Irving demonstrates that on Kristalnacht, when 60 or 70 Jews were murdered, Hitler tried his best to stop the madness of what was happening, sending out continual messages through the night to his deputies.
Irving shows evidence from 1942 that Hitler tried to defer the solution to the Jewish problem, postponing it until after the war was over. There is no evidence that Hitler was implicated in what happened to the Jewish people in Germany. On the contrary he tried to do what he could to save them, Irving says.
The story of Hitler the Madman was created to give the reason why Britain and her Empire had to be sacrificed to win the war. In fact it wasn’t true. The international bankers who controlled Churchill wanted an end of the British Empire, to create a power vacuum that they could fill, with the spreading of Communism. Hitler’s offer to fight alongside the British to protect the British Empire from other aggressors, such as the Japanese, and to team up against the spread of communism, was rejected by Churchill. Churchill was on the point of accepting the terms offered in July 1940, but realised that his own role as war leader would be over, and that he’d lose his position to the peace movement.
The British people wanted peace. More than half the cabinet wanted peace. Churchill knew from code-breaking that Hitler had ordered that no bombs be dropped on Britain. Churchill told Ambassador Kennedy that he was very keen for the bombing of London to start, and Hitler’s order to be reversed, as that would kill off the growing British peace movement, and help bring the Americans into the war.

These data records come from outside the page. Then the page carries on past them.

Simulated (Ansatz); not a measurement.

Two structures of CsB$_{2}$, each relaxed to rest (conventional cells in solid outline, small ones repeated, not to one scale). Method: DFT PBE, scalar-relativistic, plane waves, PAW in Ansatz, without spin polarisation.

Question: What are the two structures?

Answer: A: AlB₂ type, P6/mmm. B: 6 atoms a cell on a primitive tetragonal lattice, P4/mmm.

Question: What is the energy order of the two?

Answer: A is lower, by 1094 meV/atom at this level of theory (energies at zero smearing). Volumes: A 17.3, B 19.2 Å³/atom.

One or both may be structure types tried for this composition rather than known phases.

The process of wars being created through deception by international bankers, in liaison with intelligence agencies, media and personally ambitious politicians, continues right up to the present day.
Here is another bit of Irving describing Churchill’s reaction to bombing raids………………….One thought. He says Coventry is three hundred and fifty miles away from London. More like a hundred, I’d have thought. One verbal slip allowed. I hope there aren’t others. It’s dramatic stuff to listen to, and possibly very revealing. Usual caveats apply. But Irving’s opinions tally with Irslinger’s book, and with many of the comments being left by BRIT in recent days. It all kinda rings true to me, and makes the story of the world since WW2, and events we witness today, more explicable, to see how Churchill was keen for the war to go on, for his own interests.
On the other hand, I wonder how it was that Hitler was unable to stop the killings of the Jews, if that is what he wished to do. It’s a subject I know little about to form a proper view. But it is interesting to hear Irving talk, and give another side to the story we have heard so many time previously. This next clip shows how awful the actions of the SS in the East against the Jews were, and how much hatred there was against them. You need a strong stomach to even look at these events, let alone form an objective view of what actually happened.
But were there six million Jews available to be killed in Occupied Europe? Apparently not.
Is the gas claimed to be used, capable of killing one or two thousand people at a time? Again, apparently not.
Was Hitler a monster? Those who study history’s original sources, say he was not. Here is an example. Hitler loved higher German tradition, and desired to get rid of the influences of Bolshevism. Hitler created jobs for 6 million unemployed. The factories were well organised, with swimming pools, social security, and he inspired German youth. He cut off international finance, and launched his own Central Bank, creating enormous wealth for Germany. That is one reason why he has been vilified ever since.
Surely it would have been very difficult for Britain to embrace the Germans in an alliance against Bolshevism. There would have had to be a joining of the hip for such an idea to succeed. While Hitler might have been tolerated at a distance, becoming his best buddy would have been very difficult indeed to stomach. But was turning down his overtures of peace worth a war that lost the empire, ruined us financially and killed millions? It seems that these events are more complex than can be understood from any single perspective.
We can’t turn the clock back, even if we wanted a different outcome. But can we learn from history and see that the power of central bankers played a big role in starting and continuing wars, just as it does today….from the American War Of Independence onwards, up to Iraq and now Libya. Somehow the influence of that power should be taken back, and the good things that Hitler could achieve by breaking free, and Gaddafi has delivered to Libya is what we all should be availing ourselves of.
But each time a political leader tries they end up assassinated, from Lincoln to Kennedy. Our democracies are effectively neutralised by the overriding power that the central bankers and the cartels have created. Whichever way we try to see a way out, the doors seem bolted. But let’s keep looking, just in case.